How does Drogulus Work?

The drogulus is a programmable peer-to-peer data store. It is designed to promote the autonomy of its users.

What does this mean?

  • Programmable: The drogulus can be used to run programs. Programming is the creation and curation of instructions that produce results. Both instructions and results may be stored as data within the drogulus.
  • Peer-to-peer (P2P): Peers of equal status (computers running appropriate software) cooperate in a loose decentralised network for mutual benefit. Peer to peer is the antithesis of hierarchy (where some have elevated status and power over others as in the client/server model of the Web). Furthermore, the loose and decentralised organisation of computing resources make it very hard for third parties to control users. The drogulus is, in fact, many computers collaborating together over the internet.
  • Data store: a place where knowledge is stored in its latent digital form as data. “Data” are simply values that convey meaningful information about something. Meaning is implied by the context and structure of the data. Structure is formed from the way data is represented. The drogulus is a data store because users can create, retrieve, update and delete data distributed across its many nodes.

What is autonomy (and why is it so important)?

When someone is autonomous they are self-directing, free to act of their own accord and lack imposition from others. Autonomy also suggests intelligence and awareness enough to be able to enjoy and make use of such freedom. Furthermore, such intelligence entails decision making so people become accountable for their actions. Autonomy is also the opposite of such undesirable states as tyranny, slavery, ignorance and apathy.

I asked myself, how would software designed to promote autonomy function? I started to hack and the drogulus was born.

The drogulus is built with three technical “pillars”:

  • A distributed hash table provides the P2P data store.
  • A cryptographic layer ensures the provenance and ownsership of data.
  • A simple programming language called Logos uses the available computing power of the network to compute results.

Each is described, in some detail, below:

Distributed Hash Tables

When I started thinking about the drogulus I asked myself, “what is the simplest yet most convenient data structure that people may require?”. I came to the conclusion that it was the associative array (hash-table) a dictionary-like structure that allows users to name data.

This is a fundamental aspect of computing because it’s a foundation for abstraction: naming a thing hides what it is or how it works, it is merely “X”. Being empowered to name things is a fundamental aspect autonomy. In his work, “Pedagogy of the Oppressed”, the philosopher Paulo Freire says, “to exist, humanly, is to name the world, to change it”. Naming things (i.e. abstracting) is a way to make sense to the world. To be able to do so without imposition is liberating (double plus good).

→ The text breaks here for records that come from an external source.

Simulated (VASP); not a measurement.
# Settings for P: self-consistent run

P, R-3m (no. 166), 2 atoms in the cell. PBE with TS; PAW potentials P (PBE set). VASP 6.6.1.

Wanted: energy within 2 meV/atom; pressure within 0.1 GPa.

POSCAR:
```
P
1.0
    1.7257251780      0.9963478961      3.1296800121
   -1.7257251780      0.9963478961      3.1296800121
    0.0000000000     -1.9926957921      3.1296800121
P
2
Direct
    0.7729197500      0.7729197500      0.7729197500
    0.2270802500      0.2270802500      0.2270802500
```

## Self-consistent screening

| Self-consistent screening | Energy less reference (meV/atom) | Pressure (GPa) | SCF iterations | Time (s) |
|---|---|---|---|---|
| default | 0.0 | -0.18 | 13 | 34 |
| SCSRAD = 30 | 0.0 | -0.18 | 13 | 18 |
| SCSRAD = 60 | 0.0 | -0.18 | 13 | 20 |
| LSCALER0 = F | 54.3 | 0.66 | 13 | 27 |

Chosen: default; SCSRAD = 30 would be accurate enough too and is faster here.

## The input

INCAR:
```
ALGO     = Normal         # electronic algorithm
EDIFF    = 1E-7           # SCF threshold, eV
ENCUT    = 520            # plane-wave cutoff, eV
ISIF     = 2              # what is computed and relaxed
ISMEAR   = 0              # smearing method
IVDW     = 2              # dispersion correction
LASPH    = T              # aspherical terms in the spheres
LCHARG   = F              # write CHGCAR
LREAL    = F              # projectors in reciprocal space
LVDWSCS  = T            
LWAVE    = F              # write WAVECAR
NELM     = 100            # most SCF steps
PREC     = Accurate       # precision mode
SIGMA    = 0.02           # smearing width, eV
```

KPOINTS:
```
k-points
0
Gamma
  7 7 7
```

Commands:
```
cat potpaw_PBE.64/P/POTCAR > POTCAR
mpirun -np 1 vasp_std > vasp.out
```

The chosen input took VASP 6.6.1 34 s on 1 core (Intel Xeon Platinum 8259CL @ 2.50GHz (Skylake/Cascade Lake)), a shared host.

Once data is named in the hash table it may also be referenced. This is the essential requirement for hypertext. It should be possible to extract data from the hash table as easily as extracting data from the web (another thing that may be thought of as a kind of associative array - URLs name web pages).

At a high level (and also not entirely accurate, but close enough for illustrative purposes) a distributed hash table (DHT) works like a sort of peer-to-peer dictionary: a unique key (the name) is used to identify a value (the data). In a traditional dictionary, the key is a word and the value is its definition. Being a data store, the distributed hash table allows users to create, retrieve, update and delete their own keys and associated digital values.

The hash table is distributed because it is split into the equivalent of the many volumes of a traditional dictionary (where each volume covers a particular part of the whole). Each person who ever uses the DHT has a copy of just one volume with many copies of a volume being distributed to many different users.

Users keep track of which of their friends on the network hold what volume. Users interact with the distributed hash table by contacting the friend with the correct volume for the desired item. If they don’t know anyone with the right volume they play a sort of six-degrees-of-separation game with their friends until someone with the correct volume is found.

The drogulus’s distributed hash table also shares an interesting property with Bittorrent: the more popular an entry is the more widespread it becomes, thus improving performance since popular items are easier to find.

Distributed hash tables are eventually consistent and interactions with them are done in an asynchronous manner.

The drogulus’s DHT is based upon but is not the same as the Kademlia distributed hash table algorithm. The innovation the drogulus brings is that keys and values are signed in such a way that their provenance can be proven and content shown to be intact. Furthermore, users cannot interfere with each other’s items stored within the distributed hash table unless they have access to the same private key.

Items are self contained and any that do not pass the cryptographic checks are ignored. Nodes that attempt to propagate such values are blocked (punished / ostracized) by their peers.

Key Space

A hash function is an algorithm that takes some arbitrary input block of data and turns it in to a fixed size output. Any change to the input data will change the resulting output. The name of the hash function used by the drogulus is SHA-512.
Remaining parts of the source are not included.